Article 95(l) falls under a section in the Namibian Constitution that deals with principles of state policy.
While these principles cannot be enforced by the courts in the same way as other sections of the Constitution, they are intended to guide the Government in making laws which can be enforced. In this regard, the Environmental Management Act 7 of 2007 (EMA) provides the required legislative foundation for environmental protection in Namibia.
Against this background, let us consider:
1. what an environmental assessment is,
2. when it is required and
3. how it fulfils the Namibian Government’s Constitutional obligations towards the protection of the environment.
The EMA provides the legal requirements for environmental assessments. The Act defines environmental assessment as the process of identifying, predicting and evaluating the effects of proposed activities on the environment. An environmental assessment should include information about the risks and consequences of activities, possible alternatives, and steps which can be taken to lower any negative impacts on the environment.
The assessment should also consider steps to increase positive impacts on the environment that promote compliance with the principles of environmental management.
These principles include, amongst others:
- using renewable resources on a sustainable basis,
- promoting community involvement in the management of natural resources,
- promoting public participation in decisions affecting the environment and
- taking precautionary measures to prevent environmental damage.
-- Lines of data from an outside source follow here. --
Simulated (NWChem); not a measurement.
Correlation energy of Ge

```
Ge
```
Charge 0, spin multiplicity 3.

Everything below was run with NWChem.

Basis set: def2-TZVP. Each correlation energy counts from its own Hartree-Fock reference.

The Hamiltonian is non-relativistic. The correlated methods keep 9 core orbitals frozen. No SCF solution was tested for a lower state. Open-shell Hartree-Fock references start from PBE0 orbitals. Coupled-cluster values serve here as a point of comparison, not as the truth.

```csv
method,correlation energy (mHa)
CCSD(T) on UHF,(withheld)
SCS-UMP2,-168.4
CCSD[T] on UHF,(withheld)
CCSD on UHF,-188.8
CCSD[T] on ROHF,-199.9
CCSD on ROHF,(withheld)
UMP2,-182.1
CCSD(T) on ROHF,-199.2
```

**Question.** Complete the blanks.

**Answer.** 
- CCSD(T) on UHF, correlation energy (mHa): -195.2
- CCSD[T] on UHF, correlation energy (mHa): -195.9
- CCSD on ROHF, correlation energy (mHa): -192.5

Anybody planning an activity can be required to carry out environmental assessments, including the Government and private companies. The EMA provides for the appointment of an Environmental Commissioner (EC) who decides when environmental assessments are required and reviews environmental assessment reports.
The EMA stipulates that no one can carry out a listed activity without an environmental clearance certificate. The certificate indicates that the Ministry of Environment, Forestry and Tourism (MEFT) is satisfied that the activity in question will not have an overly negative impact on the environment. The certificate may set certain conditions for the activity, to prevent or to minimise harmful impacts on the environment.
In terms of Government Notice 29 of 6 February 2012, activities that may not be undertaken without an environmental clearance certificate include
- constructing facilities for energy generation,
- waste management activities,
- mining and quarrying activities,
- forestry activities,
- land use and development activities,
- tourism development activities,
- agricultural and aquaculture activities,
- water resource developments and the
- manufacturing, storage, handling or processing of any hazardous substance.
A person who wants to carry out a listed activity (referred to in the EMA as the “proponent”) has to apply to a competent authority for an environmental clearance certificate. This is the person or the body with responsibility over the listed activity. A competent authority could be, for example, a Ministry, a regional authority, a local authority, a traditional authority, a Communal Land Board or any Government body created by law.
The proponent must go to the competent authority, pay an application fee and complete an application form for an environmental clearance certificate for the proposed activity. The competent authority forwards the application to the Environmental Commissioner so that he or she can decide whether an environmental assessment is needed.
In reaching a decision on whether an assessment will be required, the EC must consult the relevant organ of state. The EC has a discretion on whether or not to consult other interested or affected persons. For the purposes of administrative justice, good environmental management practices and transparency, it is assumed that the EC must document all consultation processes so that members of the public can see how decisions were reached.
If an assessment is required, the EC will determine the scope, procedures and methods for the assessment including the time frame for completion. The proponent must see to it that the assessment is carried out, pay all the costs involved and submit an assessment report to the EC. The assessment must be based on the principles of environmental management as stipulated in the EMA.
This law on environmental assessments provides for the principle of public participation.
There must be notification to all potentially interested and affected persons that the assessment report is available for inspection. The EC can take care of the notification and require the proponent to pay the costs, or the proponent can take care of the notification and provide the EC with proof that it has been properly done.
Any interested or affected party is entitled to comment on the report in writing, and to bring any relevant issues to the attention of the EC.
Unfortunately, past experiences have shown that notification efforts are not always adequate, resulting in the exclusion of parties who might have to live with the negative consequences of a decision without having had an opportunity to raise their objections.
After considering the report and any submissions, the EC has the power to conduct further consultations, which may include holding public hearings, before deciding on whether or not to issue an environmental clearance certificate.
Any person who feels harmed or unfairly treated by a decision of the EC may appeal to the Minister of Environment, Forestry and Tourism to change the decision. The Minister may confirm, cancel or alter the EC’s decision. Any affected person may appeal the decision of the Minister and ask the High Court to decide the matter. The High Court will consider only legal questions, and not facts. For example, the High Court might consider whether an environmental assessment followed the procedures set out in the law, but it would not decide if the factual conclusions in the report were correct.